The Reflexions‘s parallel environment absorbs and connects us all. Are we just a fragment of society that does not fit anywhere and is not anchored? Or are we part of something bigger? Are we a fluid swarm of pixels organically rearranged and manipulated by external incomprehensible influences?
The desire to stare at the water is essentially rooted in the corners of human minds since time immemorial. We are fascinated by its calming movement of waves and its ever-changing reflections. The water surface was the first object to reflect our ancestors’ faces, and perhaps, the glimpse of their faces grants the human race some realization of our own identity.
The abandoned church is a symbol of human’s ability to forget their ancient laws. Out of Earth artifact appears in the temple’s presbytery. It is an altar of water surface, which offers an opportunity for self-reflection on our deeds: Even though ground-breaking technology daily leads to a blind hope of an instant solution to increasing problems of the human race, the growing destruction of the environment necessary for the homo sapiens race survival is pushing us towards thoughts of a settlement in Space and a creation of a new spacious home. Nevertheless, without water, there is no survival.

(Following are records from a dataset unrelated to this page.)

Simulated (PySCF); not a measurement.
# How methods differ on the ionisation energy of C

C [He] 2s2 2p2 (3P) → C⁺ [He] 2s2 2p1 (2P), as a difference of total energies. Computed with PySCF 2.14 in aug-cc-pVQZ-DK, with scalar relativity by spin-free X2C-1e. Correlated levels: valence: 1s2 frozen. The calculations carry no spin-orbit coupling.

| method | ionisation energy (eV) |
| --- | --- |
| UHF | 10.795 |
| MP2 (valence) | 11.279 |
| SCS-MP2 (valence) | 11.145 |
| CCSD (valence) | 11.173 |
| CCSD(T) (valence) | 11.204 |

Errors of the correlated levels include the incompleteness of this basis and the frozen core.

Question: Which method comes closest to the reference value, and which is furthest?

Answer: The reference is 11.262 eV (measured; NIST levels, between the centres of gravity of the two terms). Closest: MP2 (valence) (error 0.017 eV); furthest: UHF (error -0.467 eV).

The audience is confronted by a vertical surface and becomes a part of the exhibition. Their reflection depends on the will of the altar and acts upon it – it gradually transforms, fragments, and reconnects into new unforeseen links. This object, which is formed by advanced technology, places the audience within an existential mirror.
The object uncovers the parallel between presence and the ancient human race observing its reflection in the water surface. It creates not only an impressive experience but also an opportunity for our contemplation. An opportunity for each one of us to stop and contemplate the difference between a pride of technological progress and the humbleness of our ancient relationship with the life-giving element.